Markets: Dow jumps 175, bond yields plummet as reports show U.S. prices in check.


NEW YORK — Stock prices surged and bond yields tumbled sharply Tuesday, as government reports showing almost zero inflation and a still-expanding economy sparked a nearly 175-point jump in the the Dow Jones industrial average.

Consumer prices rose only 0.2% last month--despite a sharp increase in energy prices--because of offsetting declines in the cost of apparel, new and used cars and private and public transportation, the Labor Department reported Tuesday.

The so-called core consumer price index, which excludes volatile food and energy prices, edged up 0.1%. Since August 1996, the core CPI is up 2.3%, the smallest rise for a 12-month period in more than 31 years.

Meanwhile, the Federal Reserve reported its index for industrial production, which tracks output of the nation's factories, mines and utilities, increased 0.7% last month after a 0.4% rise in July.

A third government report, showing business inventories rising 0.2% in July after increasing 0.7% in June, was taken as a sign that the economy isn't likely to grow as fast in the second half of the year as it did in the first.

The news buoyed Wall Street's confidence that the Federal Reserve Board will refrain from raising its key lending rate, which could dampen the corporate profits that fuel stocks.

The Dow Jones industrial average--highly volatile this summer--jumped 174.78, or 2.3%, to 7,895.92, as institutional investors poured money back into the brand-name stocks represented by the Dow.

The bond market had its biggest one-day rally in more than three years, with the benchmark 30-year U.S. Treasury bond rising $21.25 per $1,000 of face value. The bond's yield, which moves in the opposite direction from the price, plunged to 6.40% from 6.57%.

Many stock-market investors had seen 6.50% on the T-bond as a psychological threshold, said Richard Cripps, chief investment officer for Legg Mason in Baltimore. When the yield moved so decisively below that level, it was an all-out buy signal, he said.

The Dow's big gain was a bit of a reversal: For the last few weeks, smaller stocks had been outperforming the blue-chip issues.

Spooked by the high prices of such popular stocks as Coca-Cola and Gillette, investors had been taking a sharpshooter approach, targeting smaller shares that appeared overlooked and underappreciated.

While the Dow bounced erratically through mid-August and early September, the Russell 2,000 index of small-company stocks cruised smoothly to new highs.

That was good news for holders of mutual funds that lean toward smaller, "growth"-company stocks.

On Tuesday, however, market players put down their rifles and went to the bazooka.

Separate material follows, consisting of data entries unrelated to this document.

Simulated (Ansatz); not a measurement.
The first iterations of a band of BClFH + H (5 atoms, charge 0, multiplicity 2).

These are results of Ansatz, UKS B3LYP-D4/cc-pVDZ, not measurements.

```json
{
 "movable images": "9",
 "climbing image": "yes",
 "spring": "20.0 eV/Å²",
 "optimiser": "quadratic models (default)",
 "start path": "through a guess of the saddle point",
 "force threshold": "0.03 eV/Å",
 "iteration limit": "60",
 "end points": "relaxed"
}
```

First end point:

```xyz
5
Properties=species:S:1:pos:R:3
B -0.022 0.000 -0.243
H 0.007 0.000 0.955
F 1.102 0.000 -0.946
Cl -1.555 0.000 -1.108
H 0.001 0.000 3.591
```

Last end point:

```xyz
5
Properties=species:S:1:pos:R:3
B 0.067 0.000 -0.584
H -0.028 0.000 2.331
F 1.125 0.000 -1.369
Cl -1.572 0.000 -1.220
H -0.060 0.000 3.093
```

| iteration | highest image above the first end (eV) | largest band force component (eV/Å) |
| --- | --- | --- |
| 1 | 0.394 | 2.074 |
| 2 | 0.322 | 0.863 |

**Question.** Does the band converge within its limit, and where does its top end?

Institutions such as insurance companies and pension funds reacted to the good news on inflation by buying big-name stocks almost indiscriminately. Gainers outnumbered losers on the New York Stock Exchange by more than a 3-to-1 ratio.

A painful exception was Eastman Kodak, which said its third-quarter earnings could slump to half of last year's level because of troubles in its digital-imaging business and intense price competition with rival Fuji Photo Film Co.

Kodak stock plunged $2.88 a share on the New York Stock Exchange to $57.13--its lowest level in nearly two years.

Other well-known stocks have been pounded recently because of expected earnings disappointments.

If not for Kodak, the Dow would have easily crossed the 7,900 mark. The market barometer remains 4.4% below its Aug. 6 record level of 8,259.31.

A broader big-stock measure, the Standard & Poor's 500 index, leaped 25.87, or 2.8%, to 945.64, about 1.5% below its Aug. 6 high.

Two other key market indicators hit new highs Tuesday, although their daily gains were not as sharp as the Dow's or S&P 500's. The Nasdaq composite index gained 33.68, or 2.1%, to 1,668.60. The small-stock Russell 2,000 index was up 5.01, or 1.1%, to 445.18.

"This is about as good as it gets," said Jim Collins, chairman of Insight Capital Research & Management in Walnut Creek, Calif., which manages a $1.2-billion portfolio favoring smaller stocks.

When a pension fund has a terrific year in the stock market, its managers tend to get conservative and start looking at Treasury securities, Collins said.

"But now they say, 'Hey, with a 6% yield, who wants bonds?' " he said.

With the Dow up more than 22% so far this year, investors will put up with a lot of volatility before they bail out of stocks.

And this has been a volatile year. The Dow has seen more daily price swings of 1% or more this year than in any since 1987.

The 10th anniversary of the Dow's historic 508-point plunge is coming Oct. 19, and as the date approaches there will inevitably be comparisons between this year's market surge and the one that led up to the 1987 crash.

Although Legg Mason's Cripps said he expects stocks to continue moving in a "trading range" between 7,600 and 8,000 on the Dow, investor complacency is a danger.